Before defining these and other fluid properties more precisely in the next chapter, it is
worthwhile to review their dimensions and unit systems. Fluid mechanics embodies a wealth of
fluid properties, many with distinctive units, and in a global economy it is important for an
engineer to be able to work confidently in any customer’s preferred unit system. A dimension is
a physical variable used to specify some characteristic of a system. Examples include mass,
length, time, and temperature. In contrast, a unit is a particular amount of a physical quantity or
dimension. For example, a length can be measured in units of inches, centimeters, feet, meters,
miles, furlongs, and so on. Consistent units for a variety of physical quantities can be grouped
together to form a unit system.
There are three widely used systems of units in the word. These are
I. British or English system (it's not in official use now in Briton)
II. Metric system.
III. SI system (System International of Unites or International System of Units).

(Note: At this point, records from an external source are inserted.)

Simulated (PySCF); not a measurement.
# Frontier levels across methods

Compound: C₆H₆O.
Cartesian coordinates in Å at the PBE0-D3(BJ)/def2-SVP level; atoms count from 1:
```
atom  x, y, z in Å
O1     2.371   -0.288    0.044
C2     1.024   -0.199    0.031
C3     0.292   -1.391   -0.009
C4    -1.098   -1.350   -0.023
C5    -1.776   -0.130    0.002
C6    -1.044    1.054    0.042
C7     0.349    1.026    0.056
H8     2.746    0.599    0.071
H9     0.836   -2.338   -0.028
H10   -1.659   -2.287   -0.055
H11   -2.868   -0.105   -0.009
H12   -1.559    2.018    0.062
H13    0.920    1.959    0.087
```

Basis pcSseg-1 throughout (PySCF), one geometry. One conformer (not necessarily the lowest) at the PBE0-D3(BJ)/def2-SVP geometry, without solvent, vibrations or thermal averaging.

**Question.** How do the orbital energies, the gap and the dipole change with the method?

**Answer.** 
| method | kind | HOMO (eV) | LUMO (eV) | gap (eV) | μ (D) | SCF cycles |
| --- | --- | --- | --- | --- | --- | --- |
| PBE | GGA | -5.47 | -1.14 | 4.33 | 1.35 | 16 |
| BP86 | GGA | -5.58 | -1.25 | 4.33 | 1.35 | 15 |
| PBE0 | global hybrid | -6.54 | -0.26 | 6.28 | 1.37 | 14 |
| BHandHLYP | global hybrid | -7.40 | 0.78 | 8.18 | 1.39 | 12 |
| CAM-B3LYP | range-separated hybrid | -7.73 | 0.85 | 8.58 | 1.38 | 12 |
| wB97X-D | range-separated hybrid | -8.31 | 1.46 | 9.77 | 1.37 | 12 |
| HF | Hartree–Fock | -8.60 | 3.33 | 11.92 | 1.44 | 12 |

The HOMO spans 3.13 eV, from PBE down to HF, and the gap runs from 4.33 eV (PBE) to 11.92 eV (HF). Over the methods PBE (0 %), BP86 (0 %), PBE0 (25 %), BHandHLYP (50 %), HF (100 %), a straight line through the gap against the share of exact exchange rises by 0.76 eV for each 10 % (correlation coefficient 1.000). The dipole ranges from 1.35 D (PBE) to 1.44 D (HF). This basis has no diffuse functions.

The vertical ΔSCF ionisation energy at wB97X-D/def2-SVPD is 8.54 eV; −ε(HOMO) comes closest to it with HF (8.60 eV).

To avoid any confusion on this course we will always use the SI (metric) system - which you
will already be familiar with. It is essential that all quantities are expressed in the same system or
the wrong solutions will results.
The SI system consists of six primary units, from which all quantities may be described. For
convenience secondary units are used in general practices which are made from combinations of
these primary units.
In fluid mechanics there are only four primary dimensions from which all other dimensions can
be derived: mass, length, time, temperature. These dimensions and their units in both systems are
given in Table 1.1.
Notice how the term ’Dimension’ of a unit has been introduced in this table. This is not a
property of the individual units, rather it tells what the unit represents. For example a meter is a
length which has a dimension L but also, an inch, a mile or a kilometer are all lengths so have
dimension of L.(The above notation uses the MLT system of dimensions, there are other ways of
writing dimensions – We will see more about this in the section of the course on dimensional
analysis.)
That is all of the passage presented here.